In addition to its IT expenditure, revenue was lost from parking tickets which could not be processed within the necessary timeframe, library fines had to be cancelled, and additional staff overtime has been scheduled to process the backlog of tasks which had accrued. It was noted that a number of online services were unavailable for a significant amount of time, indicating that the system had not been configured in such a way as to be resilient to unexpected outages.

The story highlights the damage that can be done by a relatively minor act from an individual, who it appears was not acting maliciously -- what can actually be termed "an accident". It is quite likely that many Ealing Council employees have done the same thing on multiple occasions with no negative effects, before the single event which led to a bill of more than £0.5m.

According to Computer Weekly, the authority has "introduced a new policy on removable devices such as USBs, which must now all be registered with the council and encrypted". Clearly this is too late: the threat posed by external memory devices is not newly identified, and Ealing should have had a policy in place already. If it did, it should have been enforced -- there is little point in having an IT policy if it is routinely ignored.

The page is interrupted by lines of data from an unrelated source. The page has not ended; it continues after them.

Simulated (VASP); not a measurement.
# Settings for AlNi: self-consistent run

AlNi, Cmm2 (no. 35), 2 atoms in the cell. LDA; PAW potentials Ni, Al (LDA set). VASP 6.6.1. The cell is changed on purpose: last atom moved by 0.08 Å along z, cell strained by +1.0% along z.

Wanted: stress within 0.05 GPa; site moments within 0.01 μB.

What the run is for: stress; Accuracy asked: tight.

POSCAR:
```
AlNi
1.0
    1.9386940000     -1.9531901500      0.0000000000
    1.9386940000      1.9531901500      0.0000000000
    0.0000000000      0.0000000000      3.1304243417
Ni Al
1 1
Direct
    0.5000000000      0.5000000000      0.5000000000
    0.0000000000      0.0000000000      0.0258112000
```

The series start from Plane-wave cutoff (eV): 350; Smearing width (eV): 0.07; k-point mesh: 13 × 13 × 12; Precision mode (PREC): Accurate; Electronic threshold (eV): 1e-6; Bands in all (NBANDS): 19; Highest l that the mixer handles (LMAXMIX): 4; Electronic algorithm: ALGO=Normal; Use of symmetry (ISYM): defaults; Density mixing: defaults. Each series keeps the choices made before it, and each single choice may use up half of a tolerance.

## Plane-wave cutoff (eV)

It was also noted that the authority is "looking at an upgrade to Windows XP", which would improve security at a cost of £500,000. The fact that Ealing is almost ten-years behind the curve notwithstanding, legacy technologies are still deployed and supported in many businesses, and the security weakness of these platforms remains a concern. Perhaps biting-the-bullet and spending £500,000 on the upgrade earlier would have saved the £500,000 cost of the recent problems, with Ealing's earlier prudence now representing something of a false economy.